So I started Kubuntu from a USB and the sky did not fall over my head, that was a sign: there can be only one. Windows had to go.  I grabbed a live CD (Parted Magic) and started my journey.

Part -I: Before the beginning.

If you plan to install a new operating system consider to first secure erase the disk, this is not for security reasons but for performance. Some tutorials using different tools:

Be aware that if your SSD is old (like the one in my Asus Eee PC 900) it may not support the ATA command issue to clear the memory. In that case if you figure it out what to do tell me.

Part I: prepare yourself.

Proper SSD alignment is essential. Should you be wondering “alignment to what?” then read first the SSD basics or even better read the mother of all SSD guides.

We will have to align everything (partitions, filesystems, lvm) to the erase block size, therefore the first order of business is to obtain the erase block and the page size of your SSD (or SD card). Try the website and the forums of your drive manufacturer, if you don’t find anything then try Google (or any other search engine), if you still out of luck contact the manufacturer, if everything fails it’s time for DIY.

The DIY way. There is a small tool call flashbench that can help to determine the erase block and page size of drives based on flash memories. You probably want to read first the theoretical explanation (which comes with nice tables and many flash model memories). Steps to install and execute:

  1. Make sure you have the essential tools to compile source code:
    (debian based) $ sudo apt-get install build-essential
    (archlinux) # pacman -S base-devel
  2. Install git:
    (debian based) $ sudo apt-get install git
    (archlinux) # pacman -S git
  3. Create a working directory
    $ mkdir ~/projects; cd ~/projects
  4. Obtain the source code:
    $ git clone git://git.linaro.org/people/arnd/flashbench.git
  5. Compile
    $ cd flashbench
    $ make
  6. Now you can execute it and “guess” the values for your drive.

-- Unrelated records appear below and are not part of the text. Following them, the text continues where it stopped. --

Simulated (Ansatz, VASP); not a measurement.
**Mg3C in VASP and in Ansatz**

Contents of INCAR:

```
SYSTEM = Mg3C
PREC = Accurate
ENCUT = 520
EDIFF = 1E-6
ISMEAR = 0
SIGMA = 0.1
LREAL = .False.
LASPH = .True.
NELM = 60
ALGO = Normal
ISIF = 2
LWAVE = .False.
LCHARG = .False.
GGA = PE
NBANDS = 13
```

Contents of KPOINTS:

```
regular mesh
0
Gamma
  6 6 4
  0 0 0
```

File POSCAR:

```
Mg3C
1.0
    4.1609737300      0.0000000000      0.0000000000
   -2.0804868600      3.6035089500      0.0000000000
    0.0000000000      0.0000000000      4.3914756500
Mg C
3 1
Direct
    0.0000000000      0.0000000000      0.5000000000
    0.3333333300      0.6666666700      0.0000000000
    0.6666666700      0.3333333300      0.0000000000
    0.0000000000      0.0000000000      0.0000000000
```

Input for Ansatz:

My Kingston HyperX 3K was not giving any meaningful results so I will print the results for the ASUS-PHISON SSD of my Eee PC 900:
$ sudo ./flashbench -a /dev/sdb --blocksize=1024
align 4294967296 pre 743µs on 964µs post 635µs diff 275µs
align 2147483648 pre 772µs on 1ms post 633µs diff 300µs
align 1073741824 pre 777µs on 1.01ms post 631µs diff 309µs
align 536870912 pre 743µs on 977µs post 603µs diff 304µs
align 268435456 pre 739µs on 976µs post 635µs diff 288µs
align 134217728 pre 715µs on 947µs post 605µs diff 287µs
align 67108864 pre 620µs on 856µs post 614µs diff 239µs
align 33554432 pre 620µs on 847µs post 602µs diff 236µs
align 16777216 pre 619µs on 849µs post 605µs diff 237µs
align 8388608 pre 628µs on 856µs post 603µs diff 241µs
align 4194304 pre 621µs on 854µs post 606µs diff 241µs
align 2097152 pre 622µs on 850µs post 599µs diff 239µs
align 1048576 pre 608µs on 801µs post 618µs diff 189µs
align 524288 pre 608µs on 797µs post 619µs diff 184µs
align 262144 pre 609µs on 798µs post 620µs diff 183µs
align 131072 pre 607µs on 799µs post 619µs diff 186µs
align 65536 pre 605µs on 795µs post 613µs diff 185µs
align 32768 pre 617µs on 780µs post 590µs diff 176µs
align 16384 pre 617µs on 791µs post 601µs diff 182µs
align 8192 pre 616µs on 793µs post 600µs diff 185µs
align 4096 pre 606µs on 610µs post 611µs diff 2.01µs

align 2048 pre 604µs on 606µs post 605µs diff 1.5µs

I will not explain the numbers above, for that read the flashbench README and also this link. The theory is in both those links, the hands on is as follows: taking into account that the erase blocks are usually between 256 kB and 8 MB, look at the third column from up to down, the first “big” gap in such a range (256 kB – 8 MB) is likely to be the erase block, the second “big” gap is likely to be the page size, from the above results:

  • Erase Block: 2097152 = 2 MB
  • Page size: 8192 = 8 kB

As I said, my Kingston HyperX 3K SSD did not throw any meaningful results, so I contacted the customer service and they gave the following values (which coincidentally are the same):

  • Erase block: 2 MB
  • Page size: 8 kB

 

Part II: Party-tioning

This part can be rather painful if you think you should leave some allocated space in your drive. Yes, I said to leave some space without being used. Why on earth would I do that when the SSD are so expensive? Well, it turns out that SSDs need free space in order to function correctly (you should know this already), for that end some manufacturers leave some part of the memory for the internal use of the SSD, this is called over-provisioning. For instance my Kingston is advertised as 240 GB but in reality is 256 GB therefore 16 GB are reserved for internal usage of the SSD, that is 6.25% of the total capacity.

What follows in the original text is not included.